Review Summary: Djent done right.
Upon the release of Periphery’s self-titled debut album in 2010, the Maryland based sextet quickly gained notoriety among the metal scene seemingly overnight. In reality, their fanbase was built up years prior to its release over the Internet since guitarist Misha Mansoor whored his music around various music forums under the alias Bulb. Once his project gave birth to the Periphery we know today, their unique take on progressive metal fit with polyrhythmic chugging ala Meshuggah and soaring alternative vocals both alienated and drew in new listeners to their sound. The one gripe that is almost universal among Periphery haters though is the near omnipresence of their vocalist Spencer Sotelo; which is not with some basis, the basis being that he’s really not a metal vocalist. On Periphery
, his borderline boy-band alt rock vocals stuck out like a sore thumb over the techy instrumentals, and while personally I think they’re a welcome change from the typical mundane metalcore cleans filling the music industry nowadays, it’s easy to see how they could turn off a potential fan from enjoying the band. Not to mention the fact that some loyal fans of Bulb’s instrumentals were incredibly disappointed after Periphery scrambled through vocalist after vocalist and eventually settled with Spencer. Enter Periphery (Instrumental)
The term “djent” is often tossed around when discussing Periphery. As much as I despise that term with a fiery passion, to some extent it’s a good indicator of what Periphery sounds like. The guitars have a certain crunch to them – a robotic attack that gives them a beautifully gritty timbre when chugged. ‘The Walk’ and ‘Zyglrox’ showcase this best. They’re easily the heaviest songs on the record, focusing on the dissonant side of Periphery with the latter even dipping into death metal territory. On the opposite side of the spectrum, ‘Jetpacks Was Yes!’ is probably the most accessible song on the record and wouldn’t be too out of place on an alternative rock record, sans its distorted guitar riff two-thirds into the song. Genre experimentation aside, Periphery, at their core, is a progressive metal band. The most blatantly progressive song on the album is closer ‘Racecar’ - a 15-minute culmination of their most experimental, forward thinking melodies leading up to the song’s gorgeous climax before fading out.

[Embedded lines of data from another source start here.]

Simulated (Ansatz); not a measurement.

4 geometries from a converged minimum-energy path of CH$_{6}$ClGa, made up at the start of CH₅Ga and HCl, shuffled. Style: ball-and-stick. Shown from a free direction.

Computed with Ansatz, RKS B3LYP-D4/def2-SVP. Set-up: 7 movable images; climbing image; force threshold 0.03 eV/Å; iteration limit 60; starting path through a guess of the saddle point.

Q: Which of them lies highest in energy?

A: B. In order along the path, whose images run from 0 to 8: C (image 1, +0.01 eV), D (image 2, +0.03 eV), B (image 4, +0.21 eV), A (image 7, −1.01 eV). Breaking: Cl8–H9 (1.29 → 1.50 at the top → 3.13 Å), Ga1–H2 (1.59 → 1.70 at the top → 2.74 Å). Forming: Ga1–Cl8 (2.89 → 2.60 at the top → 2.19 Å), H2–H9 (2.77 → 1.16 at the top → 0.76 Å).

The Meshuggah comparisons on Periphery (Instrumental)
are inevitable, and after the brief ambient build up in album opener ‘Insomnia’, the polyrhythmic barrage of tight chugging begins. Fortunately, the beginning of ‘Insomnia’ is the closest they come to ripping them off. The bridge of the song is where Periphery truly separate themselves from similar artists since Meshuggah would be caught dead before putting an Aphex Twin Richard D. James Album
-esque drill-n-bass clean passage in one of their songs. While it’s not one of the strongest songs on the record, ‘Insomnia’ does an excellent job of setting the tone of the album before getting into the truly exceptional material found in the later tracks. ‘Buttersnips’, one of the longest songs and also one of the heaviest, has a stunning tapping solo along with Periphery’s usual electronic tinge present throughout. Speaking of electronics, Periphery (Instrumental)
flows seamlessly as one piece of music, each song seguing into the next through the use of ambient electronic passages or soothing piano progressions (‘Totla Mad’). On a technical level, it’s impossible to deny Periphery’s talented rhythm section. All three of their guitarists, yes three guitarists, have specific roles on each song without ever muddying up their sound. Drummer Matt Halpern also does a fantastic job at keeping up with them, whether it’s from his synchronized double bass hits or straight up blast beats.
Unfortunately Periphery (Instrumental)
is by no means a perfect album. While each song is enjoyable individually, the 72-minute run time of similar style songs does get a bit tiresome. Another drawback is some underwhelming tracks near the end of the record, specifically ‘Totla Mad’ and ‘Ow My Feelings’. While these tracks are excellent in their own right, their monotonous song structures and lack of new ideas would make their presence much more appealing on a separate EP or having them saved for a later release. Despite its minor flaws, however, Periphery created a superb instrumental album. Their fresh take on progressive metal and absence of a vocalist on this record make Periphery (Instrumental)
a fantastic release hinting towards a potentially even more promising future for Periphery.